The first effects of the Trump tariffs are measurable, and they are massive
|This time, these are not estimates based on models, but actual data provided by customs authorities. Partially available until the second quarter of 2025 in both China and Germany, they show a dramatic drop in exports to the United States in the wake of the tariffs imposed by the Trump administration, as well as the remarkable ability of international trade to redeploy when it is hindered in one area.

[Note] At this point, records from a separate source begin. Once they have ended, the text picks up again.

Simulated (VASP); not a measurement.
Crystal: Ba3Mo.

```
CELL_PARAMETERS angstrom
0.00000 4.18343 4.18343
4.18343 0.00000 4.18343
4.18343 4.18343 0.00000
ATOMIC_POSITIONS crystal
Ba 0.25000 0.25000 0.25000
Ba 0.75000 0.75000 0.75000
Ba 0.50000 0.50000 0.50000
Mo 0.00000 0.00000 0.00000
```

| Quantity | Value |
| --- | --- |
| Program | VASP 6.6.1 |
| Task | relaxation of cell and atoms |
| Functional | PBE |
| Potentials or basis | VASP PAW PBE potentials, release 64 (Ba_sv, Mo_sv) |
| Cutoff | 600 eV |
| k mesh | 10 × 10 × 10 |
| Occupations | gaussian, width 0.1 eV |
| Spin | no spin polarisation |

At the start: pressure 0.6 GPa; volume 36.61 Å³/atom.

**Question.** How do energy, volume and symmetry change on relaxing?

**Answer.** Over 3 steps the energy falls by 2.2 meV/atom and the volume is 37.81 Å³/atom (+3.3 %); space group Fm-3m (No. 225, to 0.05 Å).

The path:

US tariff increase: First repercussions
Rapid reorientation of Chinese trade
Let's first look at China, one of the first countries targeted by the US tariff offensive. In February, the White House imposed a 10% surcharge, which led to an immediate drop in Chinese sales to the United States. Although March saw a rebound (in anticipation of "Liberation Day" and an even heavier bill), the first quarter (Q1) already bore the marks of the trade conflict between Beijing and Washington.
What followed was worse. In Q2, Chinese exports to the United States plunged, by around 28% quarter-on-quarter (QoQ) according to our calculations (see right-hand side of the chart and our June EcoPerspectives). However, China managed to redeploy almost in real time to most of its other major markets: in Q2 2025, its sales to the European Union (EU) and ASEAN rebounded strongly. Overall, despite suffering one of the worst tariff shocks in its history, Beijing managed to slightly increase its export volume in the second quarter.
Germany is returning to its roots
Like all EU countries, Germany was taxed later and less heavily than China. It therefore had the opportunity to deliver to the United States in advance (increase in exports in Q1) before suffering the effects of US policy (decline in exports in Q2). At the end of spring, German sales to the United States were nearly 10% below their end-2024 level; however, they redeployed at the same time, notably to the benefit of the EU (see left-hand side of the chart).
Trade flows appear to be highly sensitive to price shocks caused by US policy, with sensitivity close to unity for China: the effective surcharge (taking exemptions into account) of nearly 25% applied to its goods leads to a decline of the same magnitude in its sales to the US. With lower trade volumes and the possibility of supply shortages on its domestic market, Washington will find it difficult to achieve its customs revenue targets. While the risk of inflation has not yet materialised, it remains very real.